So I'm just telling you simple facts:
- Floating ASIs are an option, just like playing on a grid, and we don't use either at our tables.
- The powergamers that I know personally would definitively use Floating ASIs to create more powerful characters.
- All the advice that powergamers on the boards provide are about using Floating ASIs to create more powerful characters.
After that, I honestly am not more pig-headed than people insisting that Floating ASIs are gifts from the light above and that I'm stupid for not accepting their great benefits, and this, by the way, without ever telling me exactly what these benefits are, and certainly not putting in practice benefits other than POWAAAH !
What more powerful characters? Ask them to give you a list, because I've never seem a Floating ASI build that I couldn't match or exceed with Static ASI build. And of course optimizers are giving advice about optimizing characters. That's what they do. They were giving advice on how to optimize Static ASIs too, so by your logic those are powergaming as well.
We've said the benefits. It allows character concepts that don't fee, hampered by being behind the curve. Instead of playing a Tiefling warlock who gets +3 attack, damage, spell DC and every social skill, I can play an and get those same starting values, and I can play the story of them being in a marriage arranged by their Fey Godmother to marry into a Faerie Noblehouse.
Instead of playing the Goliath Barbarian whose getting +3 attack and damage, I can play the Goliath Druid, who speaks for the Mountain and seeks to find a lost relic.
Sure, you'll tell me I could play those characters anyways, if I just gave up on that +3 then I could do anything and not worry about it. But, no, I can't. If I could I would have done that the last thousand times someone talked down to me about how I'm just wrong. But, surprisingly, my own expeirences at my own games, struggling to succeed with characters who have that +3 tell me that I'd probably have a worse time of it with only a +2.
And I'm sure you'll tell me that challenge is an illusion, and that my DM would certainly start pulling their punches if I made weaker characters. But no, first of all, they wouldn't. And second of all, they only might if everyone else was making an non-archetypical character. But if they are all making archetypical characters, then I'm the one left playing the oddball and struggling. For no other reason than because some people don't like it when you play against type and are effective at it (because real players succeed anyways or some nonsense) and others like you are arguing that if I want to be on even footing I must be a powergamer who derides others and wants to force them to make the choices I like instead of the ones that they like, so I should definetly not be allowed to make the choice I like and be forced to make the choice you like.
That's nice, I hope that you do realize that I don't even know if you are a powergamer or not ?
Why would that matter. You asked for a non-powergaming Tasha's build that is actually being played. I gave that to you. Does my build somehow change if you think I'm a powergamer? Does that mean my race or numbers are somehow a code?
I do, and I have met a number of non-powergamers as well along my long years playing.

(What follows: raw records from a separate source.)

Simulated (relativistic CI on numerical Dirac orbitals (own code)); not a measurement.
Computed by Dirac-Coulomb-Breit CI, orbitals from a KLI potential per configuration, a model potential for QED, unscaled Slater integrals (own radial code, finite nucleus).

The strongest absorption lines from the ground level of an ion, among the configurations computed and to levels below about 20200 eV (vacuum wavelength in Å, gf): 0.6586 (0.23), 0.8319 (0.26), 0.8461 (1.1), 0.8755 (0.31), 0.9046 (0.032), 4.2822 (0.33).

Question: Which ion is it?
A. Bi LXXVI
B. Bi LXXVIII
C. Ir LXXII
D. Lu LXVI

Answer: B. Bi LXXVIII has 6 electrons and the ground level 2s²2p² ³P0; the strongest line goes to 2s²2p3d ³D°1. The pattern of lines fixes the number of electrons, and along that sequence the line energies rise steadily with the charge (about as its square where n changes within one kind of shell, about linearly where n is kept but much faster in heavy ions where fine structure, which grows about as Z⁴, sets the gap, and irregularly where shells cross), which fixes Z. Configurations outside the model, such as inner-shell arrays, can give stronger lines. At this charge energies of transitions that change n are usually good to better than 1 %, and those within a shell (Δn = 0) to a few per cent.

And this is binary thinking. Let me ask you this. You mentioned Treantmonk. Personally, I think the guy is way off base, but you seem to think he's pretty smart. And he is certainly a powergamer.
Whose powergaming guide did he read? Whose build is he following? Because, you keep saying that all powergamers just parrot the words of the guides, that anyone who just builds a character without referencing a guide is not a powergamer, so he must be reading someone's guide and using that to parrot his characters, right?